Second, beyond figuring out who my real friends were, my experience at Notre Dame — in particular the 2007 season — allowed me to reexamine why I had gone to Notre Dame in the first place. Football had been a major reason why I went to Notre Dame. I’m not unique in this regard; any student who says Notre Dame football didn’t weigh heavily in their college decision is a liar. When you take football away, you’re left with a really snowy (like in a bad way, not a romantic way) Catholic school with a big gold dome in the middle of Nowhere, Indiana. I’m sure that many people will berate me for saying that, but there is a reason Notre Dame is Notre Dame and not one of the countless other interchangeable Catholic schools in this country. Spoiler alert: it’s because of football.
But in hindsight, the reexamination of my friends, of my university and of myself turned out to be just as formative for me as it was painful. I believe that I, along with the rest of the class of 2011, am now a fiercer advocate for my University and its football program than I ever would have been otherwise. I cheer even harder for Notre Dame, and not simply because I went there or because a sizable percentage of my clothes are blue and gold and that’s an enormous sunk cost, but because I’ve seen the bottom. I have stared into the football abyss and have felt the abyss staring back. I’ve felt the Weissian depths that have become the stuff of nightmares. And like a phoenix, I have risen with the football program from the ashes. I don’t hear Mark May as much as I used to. I smile more on Saturdays during the fall. I sleep better. I think, dare I say it, that I’m happy.
As for my former friends, I have severed all contact entirely — though I continue to wish them the very best in their lives. And by “best,” I mean a lifetime of immeasurable misery to the fullest extent of physical and emotional human suffering.

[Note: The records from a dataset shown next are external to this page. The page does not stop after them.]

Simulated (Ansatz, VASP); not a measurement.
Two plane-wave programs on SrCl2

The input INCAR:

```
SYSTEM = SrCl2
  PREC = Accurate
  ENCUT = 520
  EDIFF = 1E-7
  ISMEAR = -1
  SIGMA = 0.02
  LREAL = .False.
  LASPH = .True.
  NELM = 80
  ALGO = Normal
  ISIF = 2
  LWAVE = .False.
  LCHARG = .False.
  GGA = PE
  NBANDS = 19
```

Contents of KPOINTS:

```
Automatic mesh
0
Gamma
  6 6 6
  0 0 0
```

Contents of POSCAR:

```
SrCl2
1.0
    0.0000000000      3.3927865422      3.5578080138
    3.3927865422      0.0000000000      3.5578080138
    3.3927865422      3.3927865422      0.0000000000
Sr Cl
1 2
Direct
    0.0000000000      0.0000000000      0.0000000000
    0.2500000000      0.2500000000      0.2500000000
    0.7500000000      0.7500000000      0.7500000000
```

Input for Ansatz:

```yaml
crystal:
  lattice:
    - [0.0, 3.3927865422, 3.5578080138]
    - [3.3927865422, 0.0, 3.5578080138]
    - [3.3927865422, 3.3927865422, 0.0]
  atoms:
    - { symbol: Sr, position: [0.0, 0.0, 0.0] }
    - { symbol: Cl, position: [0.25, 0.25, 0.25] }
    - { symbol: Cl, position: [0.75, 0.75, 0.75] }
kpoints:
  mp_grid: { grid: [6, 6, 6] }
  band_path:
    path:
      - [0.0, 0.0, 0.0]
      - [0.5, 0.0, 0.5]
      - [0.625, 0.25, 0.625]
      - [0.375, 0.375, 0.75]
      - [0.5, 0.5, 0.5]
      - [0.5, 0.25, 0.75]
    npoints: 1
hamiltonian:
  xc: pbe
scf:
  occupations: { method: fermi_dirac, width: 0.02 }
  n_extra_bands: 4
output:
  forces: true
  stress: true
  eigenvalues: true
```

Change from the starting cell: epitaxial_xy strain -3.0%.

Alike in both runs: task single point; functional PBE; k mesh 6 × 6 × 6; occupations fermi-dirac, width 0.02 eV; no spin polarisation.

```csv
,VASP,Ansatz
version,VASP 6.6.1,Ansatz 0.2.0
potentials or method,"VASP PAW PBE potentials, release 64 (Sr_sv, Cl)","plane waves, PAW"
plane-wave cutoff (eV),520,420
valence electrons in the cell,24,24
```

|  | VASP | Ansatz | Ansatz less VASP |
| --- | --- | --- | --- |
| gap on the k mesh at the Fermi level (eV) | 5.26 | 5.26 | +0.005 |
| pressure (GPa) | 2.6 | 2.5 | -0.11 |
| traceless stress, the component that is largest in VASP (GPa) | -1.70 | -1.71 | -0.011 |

In conclusion, as the old saying goes, you can’t appreciate summer without winter. I think that holds especially true for the class of 2011. I hope my fellow classmates and I can rejoice in the collective triumph that we have all experienced over the last eight years. But at the same time, I hope we never get too complacent and lose the edge that makes our class so unique. I hope we never forget that summer, like all seasons, is temporary. Most importantly, I hope we never forget to remind future classes of an important truth: Winter is coming.